While Paul has been living his life, the biggest – or smallest – invention of a lifetime has occurred: humans can be shrunk to .0364 per cent of their size, a marvel of science and a possible solution to the overcrowded planet and shrinking natural resources. When Paul and Audrey attend their high school reunion they bump into old classmates who have been shrunk down and are living large – so to speak – in an upscale small community, complete with mini mansions and three Cheesecake Factory restaurants.

Paul is keen to do something good for the planet; the fact that their paltry savings is the equivalent over $12 million in a small community doesn’t hurt. The couple decides to take the plunge and Payne doesn’t shrink away from the gorier details of the shrinking process: the necessary removal of all body hair, the extraction of fillings. Eventually subjects are wheeled into a chamber and, post-process, moved onto a gurney with a giant spatula. Paul survives the process intact but that doesn’t mean that things don’t go catastrophically awry.

Fast forward a year and Paul is working listlessly in a Lands End call centre and living in a luxe apartment below a Eurotrash neighbour (Christoph Waltz) with shady big-small contraband dealings. After one of Dusan’s hedonistic parties, Paul meets Ngoc Lan Tran (Hong Chau), a former Vietnamese political prisoner and minor celebrity who hobbles on one good leg cleaning the houses of the wealthy.

Through her Paul sees the seedy, largely Hispanic, side of Leisureland, fittingly, on the other side of the massive wall that surrounds the community. He puts his doctoring skills to work helping the poor. She’s pushy, and he can’t say no. It’s a worry that her broken English is being played for laughs, and disappointing that her fierceness is apparently waiting to be softened by a white man’s touch.

Fate finds them all back in Norway at the pioneering small commune that started it all, where Paul is faced yet again with leaving the world he knows behind. Things get a bit strained here. Downsizing is an ardently humane film but it leaves itself nowhere to go, backing itself into a corner (or down a hole, if you will) and leaving us feeling that this isn’t the journey we signed up for. 
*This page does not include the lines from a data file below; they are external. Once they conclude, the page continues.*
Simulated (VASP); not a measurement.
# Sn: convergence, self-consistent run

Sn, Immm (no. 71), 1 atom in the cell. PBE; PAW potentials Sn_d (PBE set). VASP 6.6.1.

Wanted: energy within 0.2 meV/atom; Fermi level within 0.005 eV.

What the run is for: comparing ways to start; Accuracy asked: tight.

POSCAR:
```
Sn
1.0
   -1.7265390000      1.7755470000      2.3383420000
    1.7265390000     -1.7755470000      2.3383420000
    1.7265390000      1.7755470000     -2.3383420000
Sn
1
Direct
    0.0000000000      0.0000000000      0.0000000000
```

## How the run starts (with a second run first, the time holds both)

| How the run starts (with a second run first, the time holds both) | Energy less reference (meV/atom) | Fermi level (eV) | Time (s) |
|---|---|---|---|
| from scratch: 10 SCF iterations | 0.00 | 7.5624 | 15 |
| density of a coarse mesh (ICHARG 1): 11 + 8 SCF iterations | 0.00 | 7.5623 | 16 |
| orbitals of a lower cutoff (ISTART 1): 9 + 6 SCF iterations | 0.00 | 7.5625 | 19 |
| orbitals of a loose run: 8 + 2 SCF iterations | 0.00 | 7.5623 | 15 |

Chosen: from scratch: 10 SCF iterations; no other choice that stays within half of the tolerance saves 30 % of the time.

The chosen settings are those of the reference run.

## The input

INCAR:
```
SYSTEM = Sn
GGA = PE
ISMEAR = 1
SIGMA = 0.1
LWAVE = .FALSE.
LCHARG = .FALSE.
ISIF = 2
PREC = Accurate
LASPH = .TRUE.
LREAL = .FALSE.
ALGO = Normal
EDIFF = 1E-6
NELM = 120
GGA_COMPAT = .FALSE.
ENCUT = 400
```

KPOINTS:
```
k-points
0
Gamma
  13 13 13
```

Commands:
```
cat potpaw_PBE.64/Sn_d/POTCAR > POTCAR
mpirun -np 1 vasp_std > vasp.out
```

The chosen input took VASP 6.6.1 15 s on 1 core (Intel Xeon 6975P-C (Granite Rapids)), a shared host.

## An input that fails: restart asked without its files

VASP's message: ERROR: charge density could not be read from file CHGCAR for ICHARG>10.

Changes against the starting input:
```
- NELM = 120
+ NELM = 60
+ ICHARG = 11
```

Great effects; fun cameos by Neil Patrick Harris, Laura Dern, Udo Kier, Jason Sudeikis, Niecy Nash, Margo Martindale and James Van Der Beek (plus Mary Kay Place as the voice of a disgruntled Lands End customer). But this is really Damon’s film to carry, and he’s weighed down by his most boring characterization to date. Paul talks about purpose but has none, and we still don’t believe he has found it by the story’s end. With our protagonist’s motivations unclear, so too is the point of the film.